The initial plan was approved during November. In February, Dubois unveiled a Plan B that drastically reduced the amount the school plans to spend to create the program, from about $45million to $20million. Instead of a new stadium, Plan B would add bleachers to an existing field, and the proposed sports complex would be built with a prefabricated structure.
Plan B still requires 5,000 seat licenses to be sold, and $3.6million raised in private donations. Currently, 1,693 licenses have been sold, and the fundraising drive hasn’t begun.
Trustees indicated Friday they are in support of the scaled-down plan, but even this could be pushed back. With the state of the economy, both goals are in limbo.
“We’re just going to get out the Ouija board,” Dubois said. “It looks like a delay makes some sense.”
The final decision will be made this fall.
Until then, UNCC will be stepping up its seat license sales drive.
The school will run newspaper, radio and billboard advertisements throughout the summer, athletics director Judy Rose said.
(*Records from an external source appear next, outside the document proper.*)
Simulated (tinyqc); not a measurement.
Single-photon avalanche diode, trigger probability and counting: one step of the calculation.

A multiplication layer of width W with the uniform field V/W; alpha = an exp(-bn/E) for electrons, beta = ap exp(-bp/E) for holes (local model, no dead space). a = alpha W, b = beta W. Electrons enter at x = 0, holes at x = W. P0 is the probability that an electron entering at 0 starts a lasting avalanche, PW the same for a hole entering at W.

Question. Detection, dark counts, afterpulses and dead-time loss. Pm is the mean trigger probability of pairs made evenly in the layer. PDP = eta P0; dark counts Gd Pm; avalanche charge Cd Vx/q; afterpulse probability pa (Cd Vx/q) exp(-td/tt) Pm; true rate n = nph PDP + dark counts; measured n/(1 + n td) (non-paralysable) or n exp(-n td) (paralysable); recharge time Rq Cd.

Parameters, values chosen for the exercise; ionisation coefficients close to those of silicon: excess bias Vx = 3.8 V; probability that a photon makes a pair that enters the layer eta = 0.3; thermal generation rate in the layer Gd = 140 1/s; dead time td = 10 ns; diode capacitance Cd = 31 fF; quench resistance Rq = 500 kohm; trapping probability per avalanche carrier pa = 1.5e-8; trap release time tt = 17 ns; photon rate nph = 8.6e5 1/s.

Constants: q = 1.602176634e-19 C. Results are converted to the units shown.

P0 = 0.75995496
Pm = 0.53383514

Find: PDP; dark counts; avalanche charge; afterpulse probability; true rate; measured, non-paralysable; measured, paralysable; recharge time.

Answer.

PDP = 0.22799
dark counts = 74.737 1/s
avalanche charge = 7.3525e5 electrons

It also will recruit a team of 175 volunteers to sell 10 seat licenses each. They will be supervised by a group of “team captains” who are responsible for 20 seat license sales.
“It’s a little bit of the Amway approach,” Rose said.
The program also has begun offering a payment plan that allows buyers to pay $52.63monthly until the license is fully paid.
“We’re trying to make it really doable for folks,” Rose said.